Anybody who knows me knows that all of my life, I’ve struggled with the concept of friendship. Not only did I accept unhealthy love in relationships, I accepted false ideas of what a friend should really be. I was a complete pushover for most of my life honestly. I let people push me around, lie to me and on me, pick me up and put me down whenever they wanted to, and let them hurt me immensely. I wasn’t choosing my friends carefully (Proverbs 12:26). I was letting my so called friends choose me based off of what I could do for them. After years of never finding the friend I always wanted, I settled in the fact that I was a friend to almost everyone I knew, but no one was truly a friend to me. I was always there for people. When ay of my “friends” needed someone to listen to them, I was there. When any of them needed advice, I was there. When any of them needed silent company, I was there. But when I needed those things, I only had me. I tried to be the best friend I could be to those who needed it, so that maybe I could get that in return. Instead, I just ended up giving too much of myself away. I was so tired of being there for myself that I nearly gave up on myself. I prayed and asked God over and over for a friend who would love me, care for me, correct me, and treat me the way I believed I needed to be. Last semester, I let go of every definition of “friend” I knew. I had no more hope for finding a friend that was mine. I was lonely, defeated, and I was going through the toughest semester of my life as far as change, growth, and development is concerned. I needed someone. Someone to talk to, someone to reassure me, someone to pray for me, or someone to watch me cry. I needed someone to tell me when I was overthinking, or to remind me that God was always in my corner. I needed someone to help me get through this hard stage in my life, but there was just me. During this time, I got to know myself very well. I experienced growth like never before. God shaped me, molded me, and prepared me for the next season of my life. The one good thing that came form my extreme season of loneliness was self-development and growth.

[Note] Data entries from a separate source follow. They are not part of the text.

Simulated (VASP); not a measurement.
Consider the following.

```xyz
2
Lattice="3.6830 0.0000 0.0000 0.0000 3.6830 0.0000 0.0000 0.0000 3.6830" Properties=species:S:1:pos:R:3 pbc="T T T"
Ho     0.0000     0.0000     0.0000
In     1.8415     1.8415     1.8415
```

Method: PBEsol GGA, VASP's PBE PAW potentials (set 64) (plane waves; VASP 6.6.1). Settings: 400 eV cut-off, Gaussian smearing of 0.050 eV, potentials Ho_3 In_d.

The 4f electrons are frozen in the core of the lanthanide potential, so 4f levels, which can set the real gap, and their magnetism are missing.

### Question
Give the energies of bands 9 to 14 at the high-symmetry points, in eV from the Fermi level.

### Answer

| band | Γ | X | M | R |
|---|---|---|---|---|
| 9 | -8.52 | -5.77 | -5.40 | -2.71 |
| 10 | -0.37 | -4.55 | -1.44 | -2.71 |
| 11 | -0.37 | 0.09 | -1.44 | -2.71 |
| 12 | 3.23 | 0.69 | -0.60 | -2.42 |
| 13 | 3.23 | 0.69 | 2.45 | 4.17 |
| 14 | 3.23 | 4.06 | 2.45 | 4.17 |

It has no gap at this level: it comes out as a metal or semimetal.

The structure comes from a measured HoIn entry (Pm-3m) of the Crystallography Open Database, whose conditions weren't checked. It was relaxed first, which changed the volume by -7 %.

One day I opened up to someone about my journey with friends and the fact that I had none (LOL). This particular conversation had to be ordained by God, because I never expected to tell anyone about this. From that moment on, this person made it their mission to show me what true friendship is. I can say wholeheartedly that Maya Rex has taught me the meaning of real, true, authentic friendship, ordained by God, and I can’t believe I’ve been missing out on this for so long. One important thing that Maya brought to my attention was that I was looking for friends in the wrong places. I then opened my eyes and realized that I had more friends than I thought. Friends that had been around for awhile waiting for me to notice them, to invite them into my life.
See the thing is.. Friendship is truly God-given and God-Ordained. It is a blessing to have friends you can depend on. At this moment in my life, I have a very well-rounded, dynamic group of friends and I thank God for them. They support me, challenge me, push me, love me, accept me, and correct me when I’m wrong. Real friends are reliable (Proverbs 18:24). Proverbs 13:20 says, “Walk with the wise and become wise, for a companion of fools suffers harm.” The girls I consider my authentic friends are WISE. They are so intelligent and so willing to give me some of their smartness. They are also wise due to the fact that when they don’t know something, they seek out the knowledge. Proverbs 17:17 says, “A friend loves at all times, and a brother is born for adversity.” I studied this passage and what i found blew my mind. It means that a REAL friend loves you no matter what. They stick with you when you’re prosperous and when you are in distress. They stand by your side even when you miss up. When fake friends forsake you and leave you, God-ordained friends will be standing with you waiting to face adversity together. A brother in this particular passage of scripture can be translated into a relative. So it means that your relatives are BORN to face adversity with you. Now when studying further, I found that “brothers” or “relatives” aren’t necessarily related to you by name or by blood. The words “friend” and “brother” can be interchanged in this scripture and can actually be the same person. This means that even your friends were BORN to help you through hard times (adversity). This also means that God purposefully created people for you to be friends with. That concept it SO profound to me.
I said all this to say, don’t settle for anything less than God’s best for you when it comes to friendship. Don’t accept anyone who won’t put in the work. Real friends don’t come easy, but they are truly worth the wait. I finally have people in my life worthy of being called my friend, and it feels good. I can be vulnerable with them because they’re trustworthy. I can let them into the worst parts of me because they’ll see good in them. My friends and I help each other to grow and mature in all the right places, including in spiritual things. We make each other better (Proverbs 27:17). I hope and pray the same for everyone else out there searching for authentic friends. As always love God, love people. And love yourself enough to wait for authentic friends.